Distinguished Research Staff
Dr. Li is the Leader for Scanning Tunneling Microscopy Group, and the Leader for Heterogeneities in Quantum Materials Theme in Center for Nanophase Materials Sciences (CNMS) division at the US Department of Energy’s (DOE) Oak Ridge National Laboratory. He received his Ph.D. degree in Condensed Matter Physics in Peking University in 1997 where his dissertation research emphasized the optoelectronic properties of nanomaterials. He then went to Max-Plank-Institute in Halle, Germany as a MPI Fellow to work on self-assembly of ordered nanostructures. In 1999, he joined the Center for Sensor Materials in Michigan State University as a visiting scholar to develop thin film growth of crystalline diamond. After a brief stint in a start-up company, Galian Photonics in Vancouver, Canada trying to commercializing photonic crystal technologies, he came back to USA and joined the Oak Ridge National Lab in 2002. He moved through the ranks from Research Associate, Research Staff, to Senior Research Staff. In the meantime, he holds joint appointments with the Department of Physics and Astronomy of the University of Tennessee in Knoxville, first as a Adjunct Associate Professor and then a Joint Faculty Professor. An-Ping published many highly impactful papers in topics ranging from fundamental material science through condensed matter physics. Two of his papers have been cited more than 1,000 times each, and more than ten of his additional papers have been cited greater than 100 times each.

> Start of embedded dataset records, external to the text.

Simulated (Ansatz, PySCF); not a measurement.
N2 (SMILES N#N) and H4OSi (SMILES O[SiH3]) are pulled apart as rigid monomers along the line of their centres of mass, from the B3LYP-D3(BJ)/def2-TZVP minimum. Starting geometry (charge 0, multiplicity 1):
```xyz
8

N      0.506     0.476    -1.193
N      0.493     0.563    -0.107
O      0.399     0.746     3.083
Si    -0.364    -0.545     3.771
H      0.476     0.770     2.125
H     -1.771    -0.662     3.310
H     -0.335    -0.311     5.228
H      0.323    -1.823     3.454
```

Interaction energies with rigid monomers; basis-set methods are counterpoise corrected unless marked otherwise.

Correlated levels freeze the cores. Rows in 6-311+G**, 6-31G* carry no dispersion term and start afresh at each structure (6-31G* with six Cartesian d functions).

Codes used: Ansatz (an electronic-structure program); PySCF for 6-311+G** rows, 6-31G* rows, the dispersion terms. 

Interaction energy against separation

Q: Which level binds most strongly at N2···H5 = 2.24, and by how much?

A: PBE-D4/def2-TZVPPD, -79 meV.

His primary interests have been the science-driven synthesis and the fundamental physical properties of low-dimensional and quantum materials. The research activities have involved in experimental determinations of structural, electronic, transport, magnetic, and optical properties for information and energy applications. Techniques employed are scanning tunneling microscopy (single-tip and multiple-tip), molecular beam epitaxy, self-assembly, and top-down nanofabrication.
Research topics include:
1. Electronic and Transport Properties in Low-Dimensional Quantum Materials. He performs both STM and transport measurements on the same sample areas to establish the structure-transport relations down to the atomic scale. New methodologies, such as spin-polarized STM, scanning tunneling potentiometry, and scanning tunneling thermopower microcopy are implemented to probe electronic and spin density of states, electrochemical potentials and thermoelectric voltages on material surfaces.
2. Controlled Synthesis of Low-Dimensional Materials. He synthesizes 2D materials, thin films, and nanostructures, using chemical vapor deposition, molecular beam epitaxy, and a variety of bottom-up directed- and self-assembly processes. He then characterizes these materials and study their electronic, magnetic, optical, and transport properties.
3. Metal-Insulator Transitions and Electronic Inhomogeneity in Correlated Electronic Materials. He images and manipulates competing electronic phases near the critical transitional points of complex oxide, and examine the quantum transport in correlation with electronic instability, electron localization, Coulomb blockade in quantum material systems from mesoscopic down to the atomic scale.
4. Magnetism and Spin-Dependent Transport in Magnetic Semiconductors and Quantum Dots. He studies nanomagnetism in magnetic semiconductors and QDs, and investigate properties associated with impurity segregations, percolative magnetic transitions, metal-insulator transitions, and spin polarizations of the materials.